Located in Le Flore County, Panama is on State Highway 59, approximately nine miles north of Poteau, the county seat. The community began as a mining settlement called Red Town, because all the mining shacks were painted red. The mine was located near Buck Creek, on the south side of the present town. In 1890 there was a population of about one hundred residents.

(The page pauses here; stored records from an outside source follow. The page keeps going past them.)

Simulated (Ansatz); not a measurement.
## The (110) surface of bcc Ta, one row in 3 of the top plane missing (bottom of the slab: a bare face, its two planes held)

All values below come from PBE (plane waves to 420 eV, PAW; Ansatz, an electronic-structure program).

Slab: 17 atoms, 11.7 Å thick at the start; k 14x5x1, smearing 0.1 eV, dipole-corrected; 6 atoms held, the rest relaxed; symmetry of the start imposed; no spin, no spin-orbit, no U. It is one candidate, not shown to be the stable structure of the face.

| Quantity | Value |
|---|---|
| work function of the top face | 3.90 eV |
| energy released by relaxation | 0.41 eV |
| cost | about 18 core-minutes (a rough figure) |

In 1896 the Kansas City, Pittsburg and Gulf Railroad (acquired by the Kansas City Southern Railway in 1900) built tracks through the region. The first store was built in 1902 by Frank Carter, who also operated a gin. Other businesses sprang up, creating a town. In 1903-04 the Midland Valley Railroad built an east-west line, and the community moved to the junction of the two railroads. The Post Office Department established the first post office January 14, 1898, with John D. Yandell as postmaster. The order was rescinded February 23, 1898, and then reestablished February 21, 1899. Historian George Shirk and others have claimed that the name was inspired by the building of the Panama Canal in Central America, but the town of Panama had its name by 1898, and the Isthmus of Panama was not chosen as the canal's location until 1902, with construction beginning in 1906.
Panama soon developed all of the amenities of a small railroad town. The first school was a subscription school established in 1903 under a brush arbor. The 1900 population stood near 150 and by 1910 climbed to 310. In 1898 the Ozark Coal and Mining Company established itself at Panama, and by 1905 the operation annually produced 10,391 tons of coal. In 1911 the town had a bank, a hotel, a cotton compress, and all of the businesses and services offered in a burgeoning town. Local newspapers included the Free Will Baptist Banner and the Panama Canal. By 1918 the community supported four general stores and two grocers. Panama's 1930 population was 754, still mainly supported by mining.
The area around Panama had a varied economy. In 1937 a creosote plant opened, providing jobs during the next several decades as the coal mines closed one by one. As mining declined, farming and ranching expanded. The 1940 population stood at 880, climbing to 1,027 in 1950. In 1970 the U.S. Census reported 1,121 residents. In the last decades of the twentieth century the town's economy began to decline, and in 1977 the Panama Coal Company, which engaged in strip mining, declared bankruptcy. In 1991 the AES Corporation established the Shady Point AES power plant north of town, helping revive the area's finances. On Panama's outskirts, the Skullyville County Jail, built after the Civil War and used until 1907 statehood, is listed in the National Register of Historic Places (NR 80004286). The 2000 population stood at 1,362. Public school enrollment in kindergarten through high school consisted of 705 students.
BIBLIOGRAPHY: Daily Oklahoman (Oklahoma City), 28 September 1932 and 4 October 1959. Arlene LeMaster, Eastern Oklahoma Indians and Pioneers: Choctaw Nation, Indian Territory (Poteau, Okla.: Family Heritage Resources, 1994). Henry L. Peck, The Proud Heritage of LeFlore County: A History of an Oklahoma County (Van Buren, Ark.: Press Argus, 1963). Frederick Lynne Ryan, The Rehabilitation of Oklahoma Coal Mining Communities (Norman: University of Oklahoma Press, 1935).